STONED

The redevelopment of a central area of San Quirino investigated the role of materials in the renovation of the historic urban core of small Italian towns. The reinterpretation of the use of traditional stone walls had to deal with their fragility, in a region considered an highly risky seismic area.

The main building of the complex (house 1) has been restructured to create a single family residence, preserving some features of architectural significance: stone walls, an arched portico and a main façade in which the rugged nature of the materials was combined with an harmonious distribution of openings.
The other building (house 2) is the result of the demolition and reconstruction of a barn, whose structure was in critical conditions, and the transformation into a coach-house.

The overall project re-invented with a dose of irony the elements of construction, playing with the building tradition, with the role of materials and with the once established hierarchies.
In the house 1, the original structure was treated as a shell within which creating a new living organism, built up by sliding together box-shaped volumes at different levels to create complex spaces. These boxes of bare reinforced concrete emerge in different ways from the exterior of the building: somewhere they protrude through the original walls, elsewhere they end flush with the stone wall, or occupy part of the portico.
Reconstruction of the house 2 had to follow the rules of the building code, which imposes for all intervention in the historic centers the use of stone in the traditional shapes and formats to prevent the loss of identity of the small rural centers. While the shape of the house is defined by reinforced concrete slabs, traditional stone in reinterpreted in a “cosmetic” use, in this way subverting the hierarchy of the main building.

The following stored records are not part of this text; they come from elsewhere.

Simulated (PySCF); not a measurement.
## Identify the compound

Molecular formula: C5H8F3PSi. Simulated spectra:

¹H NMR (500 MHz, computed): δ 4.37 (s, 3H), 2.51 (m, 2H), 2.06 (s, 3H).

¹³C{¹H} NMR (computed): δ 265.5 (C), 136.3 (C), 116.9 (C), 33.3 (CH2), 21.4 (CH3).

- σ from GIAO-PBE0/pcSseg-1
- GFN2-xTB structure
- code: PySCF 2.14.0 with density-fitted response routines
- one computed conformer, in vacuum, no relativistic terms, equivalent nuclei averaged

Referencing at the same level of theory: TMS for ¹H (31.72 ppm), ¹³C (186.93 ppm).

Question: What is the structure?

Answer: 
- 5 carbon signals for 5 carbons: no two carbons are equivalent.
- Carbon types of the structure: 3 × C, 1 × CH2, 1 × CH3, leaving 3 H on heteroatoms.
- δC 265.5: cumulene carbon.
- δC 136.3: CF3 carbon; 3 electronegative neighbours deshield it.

Both the houses have a concrete structure, (the first as a reinforcement of the old stone walls), which respond to the requirements of an highly risky seismic area.
The buildings are characterized by a highly insulating envelope and low energy consumption systems (heat pumps). The insulating layer is placed on the inner face, finished with drywall or wood panels, that alternate with the colder appearance of the concrete and stone walls.
Light is a fundamental element of these architectures: in the main building the balance between large openings, small original windows and a skylight above the entrance, enhance the perception of interior spaces and double heights.
In the coach-house, the large openings facing south and west are shielded from the sun by “curtain stones”, which create special lighting effects when the sun goes down.